Systems Engineering Seminar
Systems Engineering Approach to Supporting the National Highway Traffic Safety Administration (NHTSA)
Investigation of Reported Toyota Motor Corporation (TMC) Unintended Acceleration (UA)
Presented by:
Mike Bay, GSFC/Code 422
Michael Kirsch, LaRC/NESC Principal Engineer
Q&A with:
Oscar Gonzalez, Mitchell Davis,
Michael Aguilar, and Robert Kichak
Tuesday, March 6, 2012
, 1:00 p.m.Synopsis:
The NASA Engineering and Safety Center studied Toyota’s electronic throttle control system for vulnerabilities that might lead to unintended acceleration. This presentation describes the top down system engineering methodology employed to understand and explore vulnerabilities in the electronic throttle control system, and summarizes the study findings.
Mike Kirsch and Mike Bay will describe the NESC's study effort with support from GSFC study participants Oscar Gonzalez, Avionics Technical Discipline Fellow, Mitchell Davis, Michael Aguilar, and Robert Kichak.
Abstract:
The NASA Engineering and Safety Center (NESC) responded to a request by the National Highway Traffic Safety Administration (NHTSA) to study Unintended Acceleration (UA) in Toyotas. The goal of the study was to determine if there are design and implementation vulnerabilities in the Toyota Electronic Throttle Control System (ETCS-i) that could cause UA and whether those vulnerabilities, if substantiated, could realistically occur in consumers’ use of these vehicles.
Since no vehicle was identified that could naturally and repeatedly reproduce large throttle opening UA effects for forensic evaluation, the NESC team applied a top-down systems engineering approach to explore the critical functions in the electronic control, how the system might defend against failures, and if the system had vulnerabilities.
The ETSC-i architecture was decomposed into 6 critical functional areas each with their own control loop. These control loops included safety features providing defenses against many hardware and software failure causes such as transistor latchup, electromagnetic interference, shorts, opens, single event upsets, memory failures, software glitches, etc.
NASA analysis and testing did not find evidence that malfunctions in the electronic throttle control caused large unintended accelerations, as described by some consumer reports.

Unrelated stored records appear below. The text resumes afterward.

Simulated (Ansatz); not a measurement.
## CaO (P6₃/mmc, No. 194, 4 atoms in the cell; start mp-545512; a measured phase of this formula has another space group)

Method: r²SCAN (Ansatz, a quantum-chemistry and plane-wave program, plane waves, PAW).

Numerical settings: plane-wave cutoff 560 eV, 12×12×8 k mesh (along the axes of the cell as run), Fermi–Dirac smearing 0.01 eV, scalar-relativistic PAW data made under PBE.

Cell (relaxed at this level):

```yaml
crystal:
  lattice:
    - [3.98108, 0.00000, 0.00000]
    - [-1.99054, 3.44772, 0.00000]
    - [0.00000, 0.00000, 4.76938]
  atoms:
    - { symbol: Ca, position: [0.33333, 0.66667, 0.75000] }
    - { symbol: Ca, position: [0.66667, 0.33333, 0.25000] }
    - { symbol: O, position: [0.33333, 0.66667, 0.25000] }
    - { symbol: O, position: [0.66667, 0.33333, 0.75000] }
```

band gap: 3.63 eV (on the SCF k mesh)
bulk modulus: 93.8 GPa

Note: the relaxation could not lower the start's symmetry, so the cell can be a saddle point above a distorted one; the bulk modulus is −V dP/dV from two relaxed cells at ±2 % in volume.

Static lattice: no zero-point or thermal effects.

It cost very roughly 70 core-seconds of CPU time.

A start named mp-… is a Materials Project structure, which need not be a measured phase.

The top down methodology was able to disposition failure causes based on the architecture of the system. As space, aircraft and automobile systems become more interactively complex defying our ability to predict specific failure causes and their system level effects, the functional failures threatening safety and mission success need to be understood and mitigated at the system level where all the individual parts and pieces interact.